The top three bands of the British Invasion are: The Beatles, The Rolling Stones, and…tied for third, The Who and The Kinks? In articles like these where you are supposed to project a voice of authority, you’re not supposed to speak in subjective, first person terms. However I find this an impossible strategy. Although history has seemed to devalue the legacy of The Kinks, I can’t go along with it. Depending on the day, The Kinks are far more influential to me than The Who, which may be an act of rock sacrilege. On better days, The Kinks beat the Stones too.

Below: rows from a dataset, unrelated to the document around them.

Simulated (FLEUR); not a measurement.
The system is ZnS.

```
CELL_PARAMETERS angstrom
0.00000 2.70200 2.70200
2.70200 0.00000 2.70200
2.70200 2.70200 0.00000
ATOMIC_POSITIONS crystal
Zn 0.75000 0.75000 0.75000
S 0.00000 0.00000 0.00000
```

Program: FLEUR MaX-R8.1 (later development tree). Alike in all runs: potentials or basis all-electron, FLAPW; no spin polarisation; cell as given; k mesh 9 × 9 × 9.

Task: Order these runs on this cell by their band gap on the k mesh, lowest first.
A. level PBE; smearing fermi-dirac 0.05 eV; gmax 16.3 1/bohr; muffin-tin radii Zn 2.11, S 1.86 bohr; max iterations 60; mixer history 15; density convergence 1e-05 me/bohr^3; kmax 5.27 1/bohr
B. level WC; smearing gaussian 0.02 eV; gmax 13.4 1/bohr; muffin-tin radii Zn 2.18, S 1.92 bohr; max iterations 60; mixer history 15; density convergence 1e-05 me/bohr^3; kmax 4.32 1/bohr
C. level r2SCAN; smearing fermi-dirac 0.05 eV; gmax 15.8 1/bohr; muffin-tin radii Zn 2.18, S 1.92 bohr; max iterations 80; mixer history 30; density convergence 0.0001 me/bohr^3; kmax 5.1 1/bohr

Ray and Dave Davies, and the men who served their years in the group always had a firm sense of Britishness about them whereas the Stones, God bless them, idolized American R&B. That’s a difficult claim to make when surveying the Kinks debut album released October 1964, with sturdy covers of tunes from Chuck Berry, Bo Diddley, and others. The undeniably big hit from the record, “You Really Got Me” has more than a little R&B in it, but it also presages punk. Another single, recorded around the same time, “All Day And All Of The Night” virtually notarizes the assertion with an imprint seal.
The band was shepherded by producer Shel Talmy, who also provided a couple of songs for the band, “Bald Headed Woman” and “I’ve Been Driving On Bald Mountain” (a curious, almost Freudian thematic thread there), but it would not be long before Ray Davies was firmly commanding the lyrical direction of the group. A footnote: perhaps Ray’s prodigious rise as lyricist came from the critical drubbing Talmy’s compositions provoked. Reviewers found them uniformly awful. Authorship would be a massive point of contention between Ray and brother Dave in subsequent years, leading to legendary anecdotes of their familial squabbling on this and almost every other subject. Yet the two remain brothers before bandmates, and when it was suggested that the guitar solo on “All Day And All Of The Night” must have been from the album’s session player, one Jimmy Page before his years with The Yardbirds, Ray has firmly defended Dave. “It is absolutely (Dave) on that track.”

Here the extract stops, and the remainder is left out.